A brief note about Bangladesh’s history is in order. In 1971, Bangladesh was born out of an especially bloody war of liberation from Pakistan, which had declared itself an Islamic Republic. The emerging nation, formerly known as East Pakistan, had its own language and a practice of Islam that was syncretized to some degree with the practices of its Hindu and Christian minorities. The Bangladeshi revolutionaries wanted to be free of the fundamentalist interpretation of Islam practiced by Pakistan. They chose instead a society that would still be Muslim yet would also be secular, allowing for a more equitable treatment of their large non-Muslim population, unlike Pakistan’s practices. Opposing the revolutionaries was an old guard in Bangladesh known as nationalists that rejected separation from Pakistan, mainly because it would water down the practice of Islam. Their Mullahs (Islamist religious leaders) taught that it is a sacred duty for Muslims to kill kafirs (non-Muslims). The nationalists cooperated with the Pakistani army and a state of civil war ensued. Over three million intellectuals, university professors, professionals, journalists and others who wanted a secular state were massacred by the old guard fundamentalists. Countless women were raped and captured as sex slaves, and many homes and business were either appropriated or destroyed. Hindus suffered the brunt of the persecutions. As many as ten million Hindus fled to India, and their continuing exodus is depopulating Bangladesh of its indigenous population even now. United States officials in Bangladesh at the time referred to these slaughters as genocide. Mass graves are being discovered even to this day. The Bangladeshis who violated their own people in the name of Islamic fundamentalism were never brought to trial. The issue of whether or not to prosecute and punish the men who orchestrated the atrocities is still unsettled, constantly roiling Bangladesh’s unstable governing processes.

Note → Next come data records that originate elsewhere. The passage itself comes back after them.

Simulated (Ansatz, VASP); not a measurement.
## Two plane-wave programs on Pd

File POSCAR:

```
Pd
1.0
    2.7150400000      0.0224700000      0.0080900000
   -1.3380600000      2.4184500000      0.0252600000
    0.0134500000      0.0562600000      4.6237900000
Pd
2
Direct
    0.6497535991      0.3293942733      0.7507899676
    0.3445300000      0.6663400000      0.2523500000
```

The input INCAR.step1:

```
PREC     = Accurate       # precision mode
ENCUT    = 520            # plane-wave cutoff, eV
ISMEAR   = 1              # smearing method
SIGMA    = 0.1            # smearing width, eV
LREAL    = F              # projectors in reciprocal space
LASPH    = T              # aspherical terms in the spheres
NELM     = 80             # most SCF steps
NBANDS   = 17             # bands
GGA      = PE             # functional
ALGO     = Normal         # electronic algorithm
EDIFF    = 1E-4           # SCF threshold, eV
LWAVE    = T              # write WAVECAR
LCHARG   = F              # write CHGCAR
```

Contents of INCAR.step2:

The men Choudhury worked with are considered war criminals who orchestrated these massacres of their fellow countrymen. Choudhury does not tell you this in his resume, but his partner and financial backer for his A-21 TV project was Aziz Mohammed Bhai, known as one of the supporters of the mass murders of Bangladeshi intellectuals who fought for the independence of their country from Islamist Pakistan. Bangladesh authorities believe Bhai has close ties to the Aga Khan Foundation, a charity front group for Iran’s Revolutionary Guard whose mission is to spread the Islamic revolution of Iran, and they also believe that Khan conspired with an Al Qaeda tied terrorist to assassinate people he considered to be enemies of the jihad. Bhai’s connections go deep and wide, tying him in with Russian mobsters, North Korea, and Iranian President Mahmoud Ahmadinejad. Bhai is also widely known in Bangladesh as a Mafia style mobster who has been charged with international smuggling, drug dealing, and embezzling large amounts of money from banks. Here we see how Choudhury’s contact with Islamists in the Iranian Embassy may have lined him up for further associations with a person tied to the Iranian Revolution, as well as to organized crime. When Bhai was charged in 2009 with the 1998 murder of Bangladesh’s leading actor, whom he saw as an apostate for being an outspoken critic of the war criminals, he fled the country and is now living in Malaysia. According to his own resume, Choudhury was working closely with Bhai at the time of the murder.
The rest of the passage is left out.